Proponents of creating a tiny levy, or financial transaction tax (FTT), on transactions involving stocks and other financial products, have justified the proposal on at least three bases:

  1. The tax would be fair. Most transactions in which goods are sold are subject to a sales tax. Why shouldn’t the same be true for transactions that occur in what is likely the most lucrative sector of the economy? Such a tax would have the added benefit of being progressive, meaning it would fall more heavily on people of greater means. Historically, fewer than one-fifth of households with incomes in the lower 60 percent of the national income spectrum have owned any stock in taxable accounts, according to the Center for Budget and Policy Priorities.
  2. The tax would likely make the markets less risky. Proposed FTTs of 0.01 to 0.03 percent would likely dampen the volume of so-called high-frequency trading, which is a strategy in which computers buy and sell massive volumes of stocks and other financial instruments in millisecond intervals. A relatively new phenomenon, high- frequency trading was estimated in 2012 to account for up to 60 percent of all stock transactions and has been blamed for leaving the markets susceptible to dramatic, irrational swings.3 Such trading is of dubious social value and is arguably predatory because its practitioners exploit technological advantages and tricks (such as posting fake orders to discover prices others are willing to pay) to squeeze minuscule profits out of each trade. These profits come at the expense of ordinary investors. A well-structured FTT would sap much of the profit-making potential out of high-frequency trading without significantly affecting other investors.

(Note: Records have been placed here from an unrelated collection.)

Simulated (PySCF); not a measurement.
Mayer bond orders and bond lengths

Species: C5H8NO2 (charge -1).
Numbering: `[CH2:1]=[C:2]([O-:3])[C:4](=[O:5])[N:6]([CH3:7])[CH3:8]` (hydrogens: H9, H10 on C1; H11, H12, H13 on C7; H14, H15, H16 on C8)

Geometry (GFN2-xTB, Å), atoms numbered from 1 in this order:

    The Congressional Budget Office in 2011 appeared to agree. “One argument in favor of a tax on financial transactions is that it might reduce the amount of short-term speculation and computer-assisted high-frequency trading, and direct the resources now dedicated to those activities to more productive uses,” the CBO wrote in 2011.“Excessive speculation can destabilize markets and lead to disruptive events, such as the October 1987 stock market crash and the more recent ‘flash crash’ that occurred when the stock market temporarily plunged on May 6, 2010.”

  3. The tax would raise revenue. An FTT of 0.03 percent would raise $352 billion over nine years, the bipartisan Joint Committee on Taxation estimated in 2011. The Congressional Budget Office estimates that a 0.01 FTT would generate $180 billion over the nine years beginning in 2015.7

Opponents of an FTT have predicted that it would drive up costs for ordinary investors.8This paper will illustrate that any costs added by an FTT would be minuscule in relation to the costs that already burden ordinary investors.

  •  Calculations in this paper show that a person with $85,000 invested in a mutual fund with average fees and asset turnover rates is paying $1,144 every year in disclosed and hidden costs. A financial transaction of 0.03 percent would cost an average mutual fund $24.48 a year to buy and sell stocks on behalf of this hypothetical investor. Assuming these costs were passed on to the investor, the new fees would only increase the investor’s annual costs by 2.1 percent.
  • If the investor were to purchase $85,000 in mutual fund shares at once, a 0.03 percent financial transaction tax would require the investor to pay an extra $25, in addition to the $24.48 in recurring costs outlined above. But if the mutual fund in which the investor purchased shares had fees adhering to the industry average, the investor also would also have to pay $850 in front-end load fees at the point of purchase. Thus, an FTT would raise this investor’s first-year costs by just 2.5 percent.

A similar disparity would emerge for investors who buy and sell their own stocks.

An investor with $85,000 in stock who turns over one-fourth of his or her portfolio every year would pay $12.24 to comply with a 0.03 percent FTT. In contrast, that investor would already be paying $163.92 annually in commissions and other costs. The FTT would increase the investor’s total costs by about 7.5 percent.

Aside from costs that can be easily quantified, critics of an FTT have claimed that the tax would reduce market liquidity, which refers to the ease with which assets can be bought and sold. Therefore, these critics contend, an FTT would raise transaction costs for investors.10 This paper does not address these claims, other than to observe that the only form of trading that would be substantively affected by an FTT is high-frequency trading, which did not exist until last decade.